The Daily Tar Heel

Serving the students and the University community since 1893

Friday December 3rd

Life in London: learning new lingo

If my tone from this point on sounds rather different (posh? Trying too hard to be British? Using the word “rather” too often?), the influence of reading too many books and writing too many essays must inevitably be blamed.

It’s called culture, people.

The point of this entry is to offer to you, gentle reader (I can’t believe authors actually say that), an overview of what I have learned so far about the English language.

Before I begin, I must offer a disclaimer. I have been in residence here for four weeks.

Anyways, I’ve been working hard on my British accent.
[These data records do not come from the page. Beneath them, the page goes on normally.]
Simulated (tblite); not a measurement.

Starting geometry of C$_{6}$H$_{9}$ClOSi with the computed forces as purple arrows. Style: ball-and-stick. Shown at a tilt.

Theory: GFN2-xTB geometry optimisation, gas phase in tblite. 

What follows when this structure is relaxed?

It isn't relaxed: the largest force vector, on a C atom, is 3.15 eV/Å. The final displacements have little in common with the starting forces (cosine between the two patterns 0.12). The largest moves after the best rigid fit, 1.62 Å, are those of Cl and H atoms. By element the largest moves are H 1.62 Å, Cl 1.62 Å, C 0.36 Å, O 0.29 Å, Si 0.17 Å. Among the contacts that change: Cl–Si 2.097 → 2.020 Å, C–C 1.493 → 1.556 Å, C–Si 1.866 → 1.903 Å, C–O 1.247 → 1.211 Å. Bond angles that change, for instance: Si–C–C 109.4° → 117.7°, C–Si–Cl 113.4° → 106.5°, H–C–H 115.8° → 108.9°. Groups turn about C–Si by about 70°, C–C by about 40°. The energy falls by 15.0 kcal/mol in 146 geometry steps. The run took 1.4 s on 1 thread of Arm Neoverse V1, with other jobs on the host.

I can say “sorry” quite well, probably because I have to say it so many times on the street. The embarrassment of running into someone is mitigated by my secret delight in feeling absolutely British for about two seconds.

As for all the rest of the words in the English language ... well, I’ve been practicing in the shower. My flatmates tell me my accent isn’t ready for the general public yet.

I have, however, picked up a few British words that differ from ours. Here are a couple of my favorites.

Cheers!

I really hope/think this means “thanks!” One time, I stopped for a guy on a bicycle and he said “Cheers!” in a friendly manner as he rode past. That sounds positive, right?

I’m 99 percent confident it doesn’t mean something like, “Get out of my way, American person who has no clue how to cross streets!”

Lift

I definitely know the meaning of this one, it’s an elevator! Makes loads of sense. The only lifts I’ve ridden have been in Tube stations, where they can be rather sketchy. Once I was riding in a lift and it was being finicky so I said to my friend, “We’re all gonna die on here.”

Then a random stranger started cracking up. Then I got super awkward as I contemplated my own awkwardness, which made him laugh more.

I personally didn’t find the thought of death with 20 other strangers funny, but to each his own.

Personally, I’ll stick to the stairs from now on.

Biscuit

The British biscuit (aka cookie) is perhaps the greatest thing that has ever happened to me. There is one kind that is particularly good, called “digestives.” We aren’t really sure if they help digestion, but we pretend like they do, for the sake of health. They are impossible to describe, but I will fill my suitcase with them upon my return.

Porridge

Oatmeal, my morning sustenance and the love of my life. Saying “porridge” makes me feel like Goldilocks, but that’s all just part of the charm.